Why do we apply the standard compression algorithm after the pruning or weight clustering ?
To use the model, anyhow we need to unzip it, right ?
so what difference does it make ??
Why do we apply the standard compression algorithm after the pruning or weight clustering ?
To use the model, anyhow we need to unzip it, right ?
so what difference does it make ??
Hi Mohanish.
This is because the tflite model storing the pruned elements without changing their data type. But the modern compression algorithms pretty efficiently compresses the zero values, so it can reduce the model size after compression.
Yes, the compression might need to undo before the execution, however, considering the tflite is designed for mobile/ioT devices, the model is usually compressed while delivering and storing it to the device. So it is meaningful to have reduced (compressed) model size.
hope this help, any more discussion is welcome!
Hello @Rino_Lee ,
So, please correct my understanding from your reply.
The models are compressed automatically by tflite when storing it in Microcontroller ?
or it should be done manually ?
That’s not done by tflite. It should be done manually by the application developer.

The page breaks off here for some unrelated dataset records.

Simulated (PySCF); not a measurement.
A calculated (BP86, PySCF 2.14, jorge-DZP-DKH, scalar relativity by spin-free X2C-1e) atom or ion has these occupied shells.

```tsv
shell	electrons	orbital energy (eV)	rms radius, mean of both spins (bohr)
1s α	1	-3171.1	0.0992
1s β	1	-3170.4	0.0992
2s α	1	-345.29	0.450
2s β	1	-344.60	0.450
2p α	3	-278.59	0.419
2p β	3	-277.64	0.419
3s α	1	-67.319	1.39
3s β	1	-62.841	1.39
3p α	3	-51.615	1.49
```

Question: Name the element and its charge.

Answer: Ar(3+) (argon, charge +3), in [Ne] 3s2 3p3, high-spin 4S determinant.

But when converting the tflite model to C array for deployment on microcontrollers the zip is not used.
So, the g-zip step is only for theoretical use/results and has no practical meaning ?
Because I cannot find any practical flow for this.
An example of a practical flow is ARM’s “VELA” tooling for the U55 NPU. This post-processes tflite flatbuffers, compressing constant weight tensors (U55 supports on-they-fly HW weight decompression ).